There’s “Monopoly” Jim Dolan, who owns, operates and eviscerates Madison Square Gulag, its teams, employees and patrons. But at least, having previously known how the Dolan Family run Cablevision, we logically could anticipate the Garden would become a Midtown manor atop a feudal system.

Then there’s “PSL” Woody Johnson, whose team’s ticket-sales techniques seem lifted from boiler room dialogue sheets, and whose No. 1. PSL purchaser — for more than $400,000! — was exposed as a moneyless Jets inside jobber and flim-flammer, and soon after was off to the slammer for bank fraud, while the PSL-duplicitous NFL looked the other way.

Consider that Jets’ PSL contracts include language absolving the team of any promises or come-ons made by sales personnel representing the Jets in inducing the purchaser to sign the contract!

The Steinbrenners, as fronted by Yankees president Randy Levine, have, since new Yankee Stadium opened, been unable to get out of the way of their own staggering greed. Thousands of the best seats to the biggest games — regular and postseason — go empty.

Then there are the Wilpons, Fred and son Jeff, and Fred’s brother-in-law, Saul Katz, owners of the Mets and fellows who seem inalterably attracted to the more dubious big boys in big business.

The Wilpons may not know a ponzi from a pyramid, but they clearly are fascinated by businesses shaped so they don’t roll straight, can’t roll at all.

First, there were the logic-defying profits in their no-questions-allowed thrown-in with ponzi-schemer Bernie Madoff.

So, as part of the attempt to climb back, the Wilpons — in addition to $65 million in loans granted by MLB (conditions discreetly not made public) on the urging of old family pal Bud Selig — sought nice, fresh minority share investors in their Mets.

There was an undisclosed share sold to Jim McCann, CEO of 1-800-Flowers and a self-described pal of the senior Wilpon. McCann’s online flower shops have a habit of being at the center of fraud claims and lawsuits.

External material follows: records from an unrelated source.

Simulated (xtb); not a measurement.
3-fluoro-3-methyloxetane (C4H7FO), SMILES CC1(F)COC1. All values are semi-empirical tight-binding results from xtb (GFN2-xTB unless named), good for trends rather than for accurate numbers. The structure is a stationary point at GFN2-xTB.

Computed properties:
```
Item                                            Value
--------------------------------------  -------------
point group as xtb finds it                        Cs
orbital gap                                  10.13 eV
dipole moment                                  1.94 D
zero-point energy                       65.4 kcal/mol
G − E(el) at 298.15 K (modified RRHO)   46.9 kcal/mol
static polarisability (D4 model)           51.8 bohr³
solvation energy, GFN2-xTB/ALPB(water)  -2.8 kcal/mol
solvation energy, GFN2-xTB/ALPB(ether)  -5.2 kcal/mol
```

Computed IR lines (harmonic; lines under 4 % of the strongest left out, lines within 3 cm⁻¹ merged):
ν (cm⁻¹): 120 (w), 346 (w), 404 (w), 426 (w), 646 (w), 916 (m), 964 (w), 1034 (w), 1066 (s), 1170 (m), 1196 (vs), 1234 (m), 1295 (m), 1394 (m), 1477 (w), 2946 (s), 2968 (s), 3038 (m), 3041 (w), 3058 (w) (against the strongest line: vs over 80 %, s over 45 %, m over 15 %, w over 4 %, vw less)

In 2010, McCann’s company paid $325,000 to clean up a consumer fraud suit with the N.Y. Attorney General’s Office. Another lawsuit, filed in Connecticut and claiming millions in theft through a credit-card scam, has not yet been adjudicated. In each case, the company denied wrongdoing.

Then there’s lifelong Mets fan Steve Cohen, the big hedge-funder who bought a piece for a reported $20 million. Several of Cohen’s employees have been charged with facilitating a massive securities fraud.

Last week came word the Wilpons have a new Citi Field tenant: Amway, in the form of the Amway Business Center at Citi.

Now, if businessmen and owners of a big league team ever were eager to restore their reputations for integrity and prove they’re not so cash-desperate that they would add to the suspicion they are, the first company they would avoid is Amway — frequently accused of selling all sorts of products through suspected pyramid schemes.

In 2010, Amway paid $56 million to settle a 2007 class action charging it’s a pyramid scam. There have been more suits filed against Amway — here, there and everywhere — than Fred Wilpon keeps in his closet.

In other words, if the Mets’ owners wished to, at last, shake free of their well-earned reputation for doing big business with big bad guys, it wouldn’t sell Amway a quarter-page ad in the Mets’ 2013 Yearbook.

Instead, one entering Citi Field for a Mets game this season can visit the Amway Business Center. It will be hard to miss. So, too, will be the Amway team sponsorship sign in right field.

That right field wall in Citi is a special place. That’s where the “Subway $5 Foot-Longs” sign was — not far from the concession stand in Citi that sold Subway $5 Foot-Longs for $14.

Shocking!?! WVU Big 12 travel ‘unreasonable’

Cry Me a River: Big East-bolter West Virginia has complained to the Big 12 that its travel schedule, which now takes its football and basketball teams to Texas, Oklahoma, Kansas and Iowa, puts it at a competitive disadvantage, replete with 4 a.m. returns to campus.

“We have asked that when reasonable they give us a two-game stay-over on the road,” athletic director Oliver Luck was quoted in the Times West Virginian.

Reasonable? How reasonable was it for WVU to join the Big 12? It didn’t see this coming?

Not that WVU previously had a track record for producing scholar-athletes (see: Adam “Pacman” Jones, Chris Henry, WVU football) but how would joining the Big 12 reasonably allow WVU to serve full scholarship student-athletes as a college?

* Another day, another shamelessly hypocritical charge filed by Jimmy Dolan’s Cablevision, this one a lawsuit against Viacom for forcing Cablevision to carry and pay for little-wanted stations, including MTV and VH1 spinoffs.

Agreed! But then who wants FUSE, a rock, punk and sleaze channel? Ahh, but FUSE is owned by Cablevision! And why must we pay for four Cablevision-owned MSG sports channels when all four go empty five months at a time?

Who wants six home shopping channels? And where’s all the money Cablevision/MSG kept — again — for all those NHL games that went un-played by the three local teams?

* Not sure what media people think when they’re moved to tweet. Wednesday from SNY reporter/studio host Jeane Coakley: “What do you think of my new dress from @TownHouseShops? C u on Geico Sportsnite at 1030. Talking mets, jets, knicks.”

* How’s this? Why not have ESPN’s execs encourage their own college kids to storm basketball courts and football fields, and leave our kids alone.

* The minimal acceptable standard for NBA free-throw shooting used to be about 75 percent. Today, that’s considered very good. Monday’s Lakers-Nuggets: Denver 16-of-27 (.593), L.A. 14-of-31 (.452).

* As reader Michael Conway suggests, if the Jets’ website was any more eager to push Darrelle Revis and Tim Tebow team jerseys — and for a mere $145 each — you would suspect that something’s up.